This Sew-Along is divided into 11 parts and is fairly labour intensive.  It is designed for the confident sewist who wants to take their skills to the next level.  You will make a classic cardigan-style jacket employing traditional couture methods.


  • Vogue pattern V8804.  If you choose another pattern, the construction sequence may not be exactly the same as in the instructions you receive.  However, the basic principles will remain the same.  Experienced sewists may be happy to cope with this.  The Vogue pattern has the following design features.  If you use another pattern, we recommend you look for the same features to produce the classic style of the cardigan jacket.

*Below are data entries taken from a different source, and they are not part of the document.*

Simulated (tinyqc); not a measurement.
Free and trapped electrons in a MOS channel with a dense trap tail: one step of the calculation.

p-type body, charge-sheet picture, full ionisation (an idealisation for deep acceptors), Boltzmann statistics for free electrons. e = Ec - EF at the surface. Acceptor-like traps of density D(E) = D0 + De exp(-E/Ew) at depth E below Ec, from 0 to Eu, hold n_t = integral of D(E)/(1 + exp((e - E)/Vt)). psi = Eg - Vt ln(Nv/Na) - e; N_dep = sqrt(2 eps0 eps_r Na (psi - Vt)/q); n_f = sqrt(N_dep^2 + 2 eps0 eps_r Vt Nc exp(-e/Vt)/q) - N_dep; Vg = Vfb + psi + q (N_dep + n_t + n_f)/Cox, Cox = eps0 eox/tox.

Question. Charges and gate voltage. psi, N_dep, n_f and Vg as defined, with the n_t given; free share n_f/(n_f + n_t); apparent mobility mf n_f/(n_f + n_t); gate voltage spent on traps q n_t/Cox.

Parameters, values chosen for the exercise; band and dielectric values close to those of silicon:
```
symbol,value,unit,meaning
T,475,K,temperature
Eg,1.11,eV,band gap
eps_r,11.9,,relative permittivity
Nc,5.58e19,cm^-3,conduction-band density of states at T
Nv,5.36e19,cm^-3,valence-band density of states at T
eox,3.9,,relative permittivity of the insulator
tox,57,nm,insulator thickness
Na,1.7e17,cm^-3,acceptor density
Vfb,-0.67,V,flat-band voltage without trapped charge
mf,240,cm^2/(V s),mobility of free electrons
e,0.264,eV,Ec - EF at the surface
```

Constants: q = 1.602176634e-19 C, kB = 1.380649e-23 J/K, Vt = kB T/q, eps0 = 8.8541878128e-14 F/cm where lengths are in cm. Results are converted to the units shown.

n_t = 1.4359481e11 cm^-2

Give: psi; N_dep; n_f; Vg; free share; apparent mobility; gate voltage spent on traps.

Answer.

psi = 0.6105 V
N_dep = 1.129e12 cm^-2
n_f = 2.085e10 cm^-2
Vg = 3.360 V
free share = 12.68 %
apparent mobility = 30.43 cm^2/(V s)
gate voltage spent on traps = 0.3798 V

- Princess seams in front, coming from the shoulder

- Centre seam in back

- Side panels - no side seams

- 3-piece sleeve with button vent

  • Fabric, lining, trim & buttons - a word about that a bit further down the page.
  • Basting thread.  This is a thicker thread that is not as strong as normal polyester thread.  It tears much easier and is therefore easier to remove later on.  We recommend getting 2 or 3 different colours.  Spotlight sells Guterman basting thread.
  • (Optional) If you are brave enough to try hand-stitched buttonholes, you will need silk buttonhole twist or topstitching thread to match your fabric.
  • 1 metre silk organza (to be used as interfacing).  
  • Half metre of light-weight, crisp woven interfacing - NOT fusible.
  • Clapper, sleeve roll and tailor's ham
  • Chain for jacket hem


The most traditional choices are nubby tweeds and plaids, usually wool or wool blends.  For warmer climates you can consider cotton or silk blend tweeds.  Stick to natural fibres and fabrics that are not tightly woven.  Steam is used to shape certain areas of the garment so synthetics or tightly woven fabrics are not appropriate,

Checks and plaids are frequently used for this jacket.  However, that does introduce another element of complexity - you have to match the pattern in the fabric!  If this is your first attempt at the couture cardigan jacket, we recommend a plain colour or a pattern that does not require matching.  For those who have their heart set on a plaid, some very basic pattern matching instructions will be provided prior to cutting into your fashion fabric.

What to use for lining?  As you are using natural fibres for the jacket, it is best to stick with natural fibres for lining.  Silk charmeuse is a lovely choice.  For something a bit more stable and easier to work with, silk dupion is a good option.  Consider washing the dupion first.  Washing it will change the 'hand' and the look of the silk.  It will have a softer feel and a slightly creased look, even after ironing.  It fives the fabric a 'vintage' look which is quite nice.  If you have chosen a plain colour fashion fabric, think about a print for the lining - optional but a bit different.


Braid trim, also called gimp, is one of the most common trims for the cardigan jacket.  It is also one of the easiest to apply as it can be shaped around corners and curves.  The red jacket (above) has gimp trim.

Flat ribbons, such as grosgrain, can also be used but it is best to stick to a narrow width (no more than 1 cm or 3/8") as the tightly woven edges mean they are less flexible around curves.

Fringe made with self-fabric is also very popular, and easy to apply.  Usually the fringe is combined with a braid, ribbon trim or gimp.

Buttons, combined with the trim, can turn an ordinary jacket into something special.  It's worth the extra money required to purchase quality buttons.  Refer to your pattern instructions for the size and number of buttons required.


The hem of the jacket is weighted with chain to control the drape of the garment.  Finding the right chain, at the right price, can be difficult.  Too light and it does not serve its purpose' too heavy and it creates drag rather than drape.  It also needs to lie flat agains the hem so you need to avoid chains that have a twisted link.